When I have clients who decide to purchase a home, I always urge them to get their questions answered, then write the offer as soon as possible, for this very reason. Even if no other person has viewed the home, you never know when someone can make an appointment and decide, just like you did, that this is the home for them and submit a bid along with yours. When you have a competitive bidding situation, the price always goes up. The days of taking a good percentage off to try to "steal" a home are over in the greater Seattle area. Sellers are back in the driver's seat and for those homes that have a great location and great condition, prices are often going over asking price. How much over? It depends on the home and how many bids. I always ask my buyers to consider how much they want the home and there comes a point at which you think "that's too much." I ask them to imagine the other buyer getting the home for a price that they could say, "that's OK...I would not pay that." With escalation clauses, we can make an offer over a competing bid, up to your comfort range. For example, a buyer could offer $700K with an escalation clause of $2500 more than all offers, up to $755K." So if your competitor bids $725K, you end up getting the home for $727,500. Of course we ask to see the competing bid, so we know there really is someone we are competing against. For privacy reasons, names will be crossed out, but confidentiality does suffer in multiple bid situations.

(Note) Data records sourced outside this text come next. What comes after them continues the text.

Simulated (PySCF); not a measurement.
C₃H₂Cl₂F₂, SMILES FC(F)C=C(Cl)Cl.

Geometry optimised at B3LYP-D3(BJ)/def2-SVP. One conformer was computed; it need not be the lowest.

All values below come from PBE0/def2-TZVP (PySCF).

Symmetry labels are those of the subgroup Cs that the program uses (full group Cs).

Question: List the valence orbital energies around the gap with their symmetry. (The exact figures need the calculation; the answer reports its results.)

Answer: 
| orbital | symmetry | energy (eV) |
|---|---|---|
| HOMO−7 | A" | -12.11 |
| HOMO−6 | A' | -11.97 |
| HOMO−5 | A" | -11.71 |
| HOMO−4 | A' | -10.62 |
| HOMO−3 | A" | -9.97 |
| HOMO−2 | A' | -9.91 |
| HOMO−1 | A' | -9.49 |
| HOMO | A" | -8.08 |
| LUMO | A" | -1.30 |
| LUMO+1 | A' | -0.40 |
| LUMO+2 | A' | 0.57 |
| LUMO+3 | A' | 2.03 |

So circling back to the question at hand: "What do I offer for a home?" The answer is both art and science with a great number of factors coming in to play. After considering location, condition and price in comparison to other homes, one needs to consider the market, if there are other offers, and the seller's motivation. This is where Realtors can be a great asset in analyzing the data, testing the winds and giving their professional opinion so you get the home you want for a price you are comfortable with.